The Bottom Line / What Would Have Happened if Gavison's Gamble Had Paid Off?

Where did the luck go when Ben Gavison's reckless gamble with Prisma's provident fund members' money failed? Well, his luck was bad, but this was actually good for the rest of the capital market.

Gavison figured that the market would prosper in January, and therefore cranked up the share exposure of the investment portfolios of the funds he managed (via options on the TA-25 index).

Now let's assume he had been right. His funds would have surged ahead of the competition and climbed to the top of the yield tables. Gavison could have closed his risky positions and then sat for a whole year on solid negotiable bonds, laughing at everyone all the while.

His success would have resulted in whopping yields for Hermon and Tavor in January - the worst month the capital market has had in a long time. The whole market would have applauded him, and Prisma executives would have praised their star manager.

If his gamble had paid off, Prisma's sales people would have thronged to the streets and could have raised millions for the funds. The money would have flowed into Prisma's funds like the champagne at Markstone events in the banquet hall at New York's Waldorf Astoria hotel. Before boarding a plane to New York, Prisma board chair Ron Lubash would have proudly announced a big bonus to his employees and weekend trips to Europe.
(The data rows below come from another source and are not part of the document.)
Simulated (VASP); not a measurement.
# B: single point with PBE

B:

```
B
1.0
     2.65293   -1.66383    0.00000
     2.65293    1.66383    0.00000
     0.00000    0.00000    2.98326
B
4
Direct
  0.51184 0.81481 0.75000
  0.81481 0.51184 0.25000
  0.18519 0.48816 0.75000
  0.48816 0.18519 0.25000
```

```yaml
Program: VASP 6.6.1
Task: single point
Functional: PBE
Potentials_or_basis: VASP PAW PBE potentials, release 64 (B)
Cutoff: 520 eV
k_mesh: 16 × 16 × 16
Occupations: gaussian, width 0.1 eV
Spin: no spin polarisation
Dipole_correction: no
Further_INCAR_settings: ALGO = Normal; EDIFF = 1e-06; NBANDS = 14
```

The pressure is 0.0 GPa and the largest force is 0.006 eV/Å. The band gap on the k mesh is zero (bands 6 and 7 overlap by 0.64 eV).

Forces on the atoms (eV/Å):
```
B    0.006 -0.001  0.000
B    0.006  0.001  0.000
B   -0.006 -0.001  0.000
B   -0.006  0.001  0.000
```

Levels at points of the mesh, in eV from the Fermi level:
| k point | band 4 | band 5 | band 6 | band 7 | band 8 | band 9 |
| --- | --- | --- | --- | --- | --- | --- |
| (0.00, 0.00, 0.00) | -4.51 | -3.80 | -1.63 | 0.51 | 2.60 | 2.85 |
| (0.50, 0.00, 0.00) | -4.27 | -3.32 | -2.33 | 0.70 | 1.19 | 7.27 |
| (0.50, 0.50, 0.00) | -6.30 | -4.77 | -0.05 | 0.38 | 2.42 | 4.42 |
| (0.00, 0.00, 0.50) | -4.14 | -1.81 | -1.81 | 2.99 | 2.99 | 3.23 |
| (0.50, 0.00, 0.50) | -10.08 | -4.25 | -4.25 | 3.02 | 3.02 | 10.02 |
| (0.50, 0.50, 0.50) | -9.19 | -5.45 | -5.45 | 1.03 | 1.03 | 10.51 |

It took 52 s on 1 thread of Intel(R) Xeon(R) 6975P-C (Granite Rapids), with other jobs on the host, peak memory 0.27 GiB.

"Doing business in Israel is such a pleasure," he would think to himself. "I'll start raising money for the next fund."

If Gavison had succeeded, however, no one would have known that Prisma's funds were managed using the infamous "splitting" system. No one would have discovered that there are investment managers who think they are in a casino, doing what they want with the public's money and lying to their supervisors. If luck had smiled on Gavison, no one would have known that Prisma's executives had no idea what was going on under their noses; that the right hand does not know what the left hand is doing, that there is no command and control, and that no one is responsible for anything.

If all had gone well, the capital market players would not have been alerted to the dangers.

January's shakeup was traumatic, but even Prisma will be able to benefit from it, if everything is set on the right track.